Data Catalog supports automatic tagging using the regular expression to match field values. Tag associations are suggested based on the number of values in the field that match the regular expression.Regular expression tag creation

As an example, if your company has a specific code they use to keep track of part, you could create a REGEX tag for the part ID by using a regular expression for the tag association.

Regular expression tagging rules include a threshold value (known as the confidence cutoff) to indicate how many of a field's values need to match to tag the field. By default, the threshold is set for 80%. If you want to consider cases where fewer instances match the regular expression, then lower the confidence cutoff for the tag.

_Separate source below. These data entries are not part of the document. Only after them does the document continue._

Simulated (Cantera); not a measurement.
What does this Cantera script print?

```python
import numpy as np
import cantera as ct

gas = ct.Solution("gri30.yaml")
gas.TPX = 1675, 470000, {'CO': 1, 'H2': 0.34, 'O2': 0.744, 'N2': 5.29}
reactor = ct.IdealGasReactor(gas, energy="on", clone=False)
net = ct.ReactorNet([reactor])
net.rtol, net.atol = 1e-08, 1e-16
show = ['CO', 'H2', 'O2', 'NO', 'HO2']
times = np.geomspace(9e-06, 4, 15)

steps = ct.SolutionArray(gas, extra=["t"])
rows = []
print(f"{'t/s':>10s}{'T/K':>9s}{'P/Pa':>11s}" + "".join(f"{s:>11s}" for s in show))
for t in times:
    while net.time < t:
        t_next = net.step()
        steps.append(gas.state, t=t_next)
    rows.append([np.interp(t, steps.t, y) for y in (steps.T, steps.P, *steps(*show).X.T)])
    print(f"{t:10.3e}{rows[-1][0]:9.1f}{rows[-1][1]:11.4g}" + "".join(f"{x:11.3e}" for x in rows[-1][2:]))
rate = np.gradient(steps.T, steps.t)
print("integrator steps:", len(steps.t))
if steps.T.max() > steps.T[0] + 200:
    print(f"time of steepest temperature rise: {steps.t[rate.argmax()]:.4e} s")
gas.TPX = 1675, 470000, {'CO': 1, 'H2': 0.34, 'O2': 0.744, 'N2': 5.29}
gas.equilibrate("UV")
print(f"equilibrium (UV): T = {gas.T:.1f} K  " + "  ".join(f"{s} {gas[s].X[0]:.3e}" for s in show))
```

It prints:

When Data Catalog considers regular expression tags for propagating, it considers tag name matches against the field name as part of the scoring. The field name alone is not enough to associate a regular expression tag with a field, but a matching partial or complete field name can add to the overall score of the tag association.

Some of the built-in tags use regular expressions to identify field data, such as phone number, credit card numbers, email addresses, and IP addresses.

When to use regular expression tags over value tags

When you know all the possible values or value patterns that you want tagged with a selected tag, use a regular expression tag. Although regular expression tags match a specific pattern, you can increase flexibility by lowering the confidence cutoff to match fields that include data that does not match the pattern, such that if your data turns out to be “dirtier” than you expect, consider lowering the confidence cutoff for the tag.

When values are not exact or when many values can be acceptable for a field, use a value tag. Value tagging uses sample data and field metadata to score matches in addition to sample data. The value tagging algorithm can identify matching fields with a broad range of similarities and can evolve as your data changes.

As a best practice, use value tagging first. If a value tag does not perform well after basic tuning, then consider creating a regular expression tag.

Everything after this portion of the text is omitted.